What is Asset-Based Lending?
Asset-based lending is a loan process that uses a business’s existing assets as collateral. This type of lending can provide your company with the credit and flexibility needed to address your goals.
Should Your Business Get an Asset-Based Loan?
Asset-based loans are used by businesses that require more capital to operate or grow. Often cash flow problems arise due to the rapid growth of a company. This type of loan can help sustain and ensure continued success. At other times, a company may need an infusion of cash to get over a financial hump.
This kind of financing can help address a variety of objectives, such as:
- Business expansion and growth
- Debt refinancing
- Seasonal needs
How are Asset-Based Loan Amounts Determined?
Banks determine the amount of money you can borrow based on your assets’ market value. The following are types of tangible resources banks will use to secure this type of loan:
- Accounts receivable
What Qualifies Your Business for an Asset-Based Loan?
Lenders prefer liquid collateral to physical equipment. You will need to provide detailed financial statements to the bank to prove you have a successful business with an expected future profit. The ability to create revenue in the future will be used as an assurance to gain access to capital right now.
Your business must have accurate reporting systems and a good track record of consistent income to secure your loan. It is essential to demonstrate that your company is profitable.
Interest rates for asset-based lending aren’t as high as other loan types, as you are securing the money with your assets. The collateral provided decreases the bank’s risk. As a result, it might be easier to qualify for this type of loan over an unsecured loan.
What is a Loan-to-Value Ratio?
Banks will advance funds based on a percentage of the assets’ value. The loan is the amount of money a lender is willing to loan. Value is the worth of the collateral given for the loan.

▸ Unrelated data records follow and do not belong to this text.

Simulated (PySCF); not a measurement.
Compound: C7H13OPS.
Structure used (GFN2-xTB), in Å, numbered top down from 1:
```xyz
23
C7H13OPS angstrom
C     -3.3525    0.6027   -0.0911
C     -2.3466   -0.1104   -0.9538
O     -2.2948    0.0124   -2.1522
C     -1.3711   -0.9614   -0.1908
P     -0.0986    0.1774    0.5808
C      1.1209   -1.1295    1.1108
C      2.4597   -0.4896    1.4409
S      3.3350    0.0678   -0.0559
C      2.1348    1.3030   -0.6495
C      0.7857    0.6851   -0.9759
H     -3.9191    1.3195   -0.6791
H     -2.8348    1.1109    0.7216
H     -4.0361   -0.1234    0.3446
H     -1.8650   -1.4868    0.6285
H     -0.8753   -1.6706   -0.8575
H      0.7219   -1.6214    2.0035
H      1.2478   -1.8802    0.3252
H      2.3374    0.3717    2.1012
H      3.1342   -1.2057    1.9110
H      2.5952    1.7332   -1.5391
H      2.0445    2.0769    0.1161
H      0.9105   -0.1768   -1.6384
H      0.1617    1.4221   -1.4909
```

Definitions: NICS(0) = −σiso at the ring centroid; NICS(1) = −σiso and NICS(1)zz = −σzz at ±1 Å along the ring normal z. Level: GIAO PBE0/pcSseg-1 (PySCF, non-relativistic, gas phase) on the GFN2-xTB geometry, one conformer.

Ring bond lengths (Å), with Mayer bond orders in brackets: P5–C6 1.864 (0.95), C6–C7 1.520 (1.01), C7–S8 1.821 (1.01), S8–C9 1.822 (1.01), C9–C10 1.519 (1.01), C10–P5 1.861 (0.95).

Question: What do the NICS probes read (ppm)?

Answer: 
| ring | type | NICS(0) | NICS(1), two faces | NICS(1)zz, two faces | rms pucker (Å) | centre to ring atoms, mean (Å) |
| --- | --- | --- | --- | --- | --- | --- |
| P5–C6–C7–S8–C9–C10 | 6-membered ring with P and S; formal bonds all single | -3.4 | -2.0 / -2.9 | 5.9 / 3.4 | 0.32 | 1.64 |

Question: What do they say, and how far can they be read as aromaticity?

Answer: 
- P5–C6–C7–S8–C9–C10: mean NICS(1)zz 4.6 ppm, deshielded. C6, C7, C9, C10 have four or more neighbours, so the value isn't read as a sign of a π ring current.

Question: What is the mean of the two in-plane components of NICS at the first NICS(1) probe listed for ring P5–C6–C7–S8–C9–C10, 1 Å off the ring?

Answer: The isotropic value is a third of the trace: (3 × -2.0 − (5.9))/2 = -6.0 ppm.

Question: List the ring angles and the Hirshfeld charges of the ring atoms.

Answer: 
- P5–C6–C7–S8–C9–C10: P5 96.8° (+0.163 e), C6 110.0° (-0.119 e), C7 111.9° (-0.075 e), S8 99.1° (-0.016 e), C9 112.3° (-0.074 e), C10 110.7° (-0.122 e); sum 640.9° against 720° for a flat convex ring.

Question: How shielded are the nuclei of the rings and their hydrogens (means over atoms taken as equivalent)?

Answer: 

You can not secure a new loan with assets that you have pledged as collateral for a different loan. You must not have any substantial accounting, tax or legal issues. If these concerns are present, a lender will likely not risk loaning money to your business.
What Happens if Your Company Defaults on Your Loan?
If you default on your loan, the bank will take possession of the inventory you used as collateral. It is crucial to ensure that the items you are purchasing will convert into profit down the road.
Asset-based lending can be a valuable financing alternative for your company to maximize borrowing capacity.